# ctakes-dev mailing list archives

##### Site index · List index
Message view
Top
From "Finan, Sean" <Sean.Fi...@childrens.harvard.edu>
Subject Re: Differences in dictionary built with dictionaryBuilder and sno_rx16ab from sourceforge [EXTERNAL]
Date Tue, 18 Jun 2019 00:08:26 GMT
Hi Jeff,

Thanks for doing the research.  Since the sno_rx_16ab was made 3+ years ago I can't swear
to any of those filter sets being exactly what was used.

I think that the key to working with any project is to check the dictionary against a project's
needs.  Fill in the gaps by either editing the sql (.script) file or by adding a second dictionary.
In smaller "focus" projects I usually end up augmenting the default dictionary with a small
custom bsv dictionary to catch any known synonyms or terms that aren't represented in the
default.  In projects requiring larger nets I have built dictionaries that are horribly inclusive
- 2 to 3 times the sno_rx_16ab.

Sean
________________________________________
From: Jeffrey Miller <jeffmax@gmail.com>
Sent: Monday, June 17, 2019 4:39 PM
To: dev@ctakes.apache.org
Subject: Re: Differences in dictionary built with dictionaryBuilder and sno_rx16ab from sourceforge
[EXTERNAL]

Thanks for following up Sean. I've looked into the links you sent along.
There are different groups of filters and it appears that the
dictionaryBuilder GUI is hardcoded to use the files in the "tiny"
directory. I don't think this is the set of filters used to make
sno_rx_16ab because the 'tiny' filter group contains "today" (today brand
veterinary product.  310367) in "UnwantedTexts.txt", but the
sno_rx_16ab.script file has "today" still in there. If you create a
dictionary with the dictionary builder, it does not include that term.

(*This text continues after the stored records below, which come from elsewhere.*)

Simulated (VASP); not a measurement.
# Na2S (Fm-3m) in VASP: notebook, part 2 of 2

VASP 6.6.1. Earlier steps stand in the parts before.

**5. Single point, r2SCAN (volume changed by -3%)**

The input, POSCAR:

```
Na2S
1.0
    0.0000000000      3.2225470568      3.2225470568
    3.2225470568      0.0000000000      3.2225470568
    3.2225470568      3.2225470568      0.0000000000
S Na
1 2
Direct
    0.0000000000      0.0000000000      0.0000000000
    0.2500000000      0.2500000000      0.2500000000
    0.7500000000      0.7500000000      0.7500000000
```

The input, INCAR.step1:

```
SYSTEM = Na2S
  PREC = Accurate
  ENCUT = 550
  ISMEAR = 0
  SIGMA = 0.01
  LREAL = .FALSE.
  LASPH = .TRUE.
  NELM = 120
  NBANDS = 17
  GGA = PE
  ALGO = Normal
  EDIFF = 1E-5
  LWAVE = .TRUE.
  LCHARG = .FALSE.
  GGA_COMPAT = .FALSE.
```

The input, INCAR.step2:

I thought maybe the set of files under the "default" filter directory might
be the one used for the sno_rx_16ab package so I recompiled the
dictionaryCreator GUI to use the "default" filter files and created a new
snomed rxnorm dictionary from the 2016ab umls release, but the output is
still quite different that the packaged sno_rx_16ab dictionary. From
looking at diffs, it looks like there are a substantial number of additions
to the sno_rx_16ab, so much so that I really must be missing something. For
example, for CUI 12169 which describes a low sodium diet, there are about
27 CUI terms in sno_rx_16ab.script, but in the script generated by the
dictionaryGUI there are only 7 (with the "tiny" or "default" filter groups).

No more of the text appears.